What impressed me most about Sunday’s protest was the discursive fluidity between #OscarsSoWhite and Black Lives Matter. Several protestors sported Black Lives Matter gear and one woman (who wore an “unarmed civilian” t-shirt) held a sign saying “LA Stands with Flint.” Bringing Flint, Black Lives Matter, and #OscarsSoWhite into the same conversation, helps get us closer to a systematic understanding of how racism works in the 21st century.
The tenor of the protest was decidedly less grave than its police-raided 1960s counterpart. It combined critique with a kind of celebratory elation that such issues were finally being addressed. Upon Sharpton’s arrival, the tone sobered and the refrain became “no justice, no peace.” Noting that no blacks or Latinos could green-light a movie, Sharpton commented, “no one is saying who must win, but when you have been locked out of the process then you are dealing with a systemic problem of exclusion.” Though Sharpton never threatened violence, as Peterson did in 1963, Sharpton spoke of escalating action and, borrowing Martin Luther King’s phrase, “why we can’t wait”: “Today starts our organizing and escalation to let them know ‘You are out of time … We are not going to allow the Oscars to continue. This will be the last night of an all-white Oscars.’”

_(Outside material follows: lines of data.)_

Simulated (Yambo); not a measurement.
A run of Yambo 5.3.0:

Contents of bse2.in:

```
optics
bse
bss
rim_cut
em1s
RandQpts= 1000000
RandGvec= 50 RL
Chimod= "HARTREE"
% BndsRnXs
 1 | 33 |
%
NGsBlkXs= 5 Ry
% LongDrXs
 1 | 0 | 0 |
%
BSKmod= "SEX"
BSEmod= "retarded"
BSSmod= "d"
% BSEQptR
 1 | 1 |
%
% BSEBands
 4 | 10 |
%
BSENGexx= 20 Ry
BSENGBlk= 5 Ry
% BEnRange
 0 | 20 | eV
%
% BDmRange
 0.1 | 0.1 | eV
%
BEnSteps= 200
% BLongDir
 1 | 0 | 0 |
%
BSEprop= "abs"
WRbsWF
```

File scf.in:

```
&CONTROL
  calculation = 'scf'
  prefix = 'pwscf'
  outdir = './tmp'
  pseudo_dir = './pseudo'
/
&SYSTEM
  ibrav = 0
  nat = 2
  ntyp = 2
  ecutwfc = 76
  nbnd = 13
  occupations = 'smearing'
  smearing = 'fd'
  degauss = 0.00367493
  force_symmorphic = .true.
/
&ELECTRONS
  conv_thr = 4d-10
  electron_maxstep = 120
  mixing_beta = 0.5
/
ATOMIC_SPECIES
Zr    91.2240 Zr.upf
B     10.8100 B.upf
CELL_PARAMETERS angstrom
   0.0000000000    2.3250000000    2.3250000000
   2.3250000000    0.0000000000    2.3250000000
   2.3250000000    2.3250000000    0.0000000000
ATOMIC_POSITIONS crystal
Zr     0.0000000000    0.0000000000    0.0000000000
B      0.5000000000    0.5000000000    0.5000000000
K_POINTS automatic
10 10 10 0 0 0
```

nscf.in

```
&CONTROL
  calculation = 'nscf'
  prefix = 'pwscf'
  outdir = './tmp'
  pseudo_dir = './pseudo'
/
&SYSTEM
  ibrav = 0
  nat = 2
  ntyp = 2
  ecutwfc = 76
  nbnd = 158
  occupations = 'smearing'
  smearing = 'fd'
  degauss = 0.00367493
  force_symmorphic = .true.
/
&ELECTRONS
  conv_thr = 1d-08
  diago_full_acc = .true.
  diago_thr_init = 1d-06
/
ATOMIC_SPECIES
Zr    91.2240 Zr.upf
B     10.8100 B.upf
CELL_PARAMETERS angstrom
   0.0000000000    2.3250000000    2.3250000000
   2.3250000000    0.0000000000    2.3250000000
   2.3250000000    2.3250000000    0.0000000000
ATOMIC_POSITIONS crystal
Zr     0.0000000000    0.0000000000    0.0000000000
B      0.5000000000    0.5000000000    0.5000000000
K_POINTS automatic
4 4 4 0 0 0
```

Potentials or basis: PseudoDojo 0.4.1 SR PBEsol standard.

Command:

The Awards show (which I watched as a commentator) was in many ways crafted in the spirit of protest. For a long time I have secretly resented the Oscars. While recognizing the slick beauty and genuine accomplishments of the nominees and their films, it has always also been a spectacle of unabashed exclusion. Chris Rock and Reginald Hudlin’s Oscars program, as they should justly be called since these men were its auteurs, did much to shift this image. Not only did Rock squarely address race in the openly political tradition of stand-up comedians like Dick Gregory and Richard Pryor, but he never let audiences forget black people—and specifically working-class black people—throughout the course of the show.
Rock’s monologue insisted on black presence and contextualized the ceremony in terms of black politics in the age of Black Lives Matter. He addressed not only the Academy’s racial crisis but the history of lynching, civil rights and contemporary police brutality. He did much to reimagine what an awards show can be, transforming it from a celebration of already-vaunted celebrity, to a meditation on “the people”—and specifically the black folk the Academy so often ignores. Chris Rock, himself a smart director and producer, showcased his talent for not only commenting on but theorizing America’s racial politics in his pre-taped and live sequences. His black history minute, starring Angela Bassett, wryly highlighted the ironies of exclusion by focusing on white actor Jack Black rather than black actors or historical figures. But the most powerful element was Rock’s elucidation of the white liberal racist[iii], a concept in desperate need of theorization and cultural criticism.
As he has done in his past turns as host, Rock’s primary address was aimed at the wider audience beyond the auditorium. Not only was his humor raw, satirical and subversive in ways that made the room’s white liberals uncomfortable, but the black viewers in a pre-taped sequence outside a theater in Compton receiving mock Academy Awards upstaged their white counterparts in sincerity, presenting their own arguments for equality.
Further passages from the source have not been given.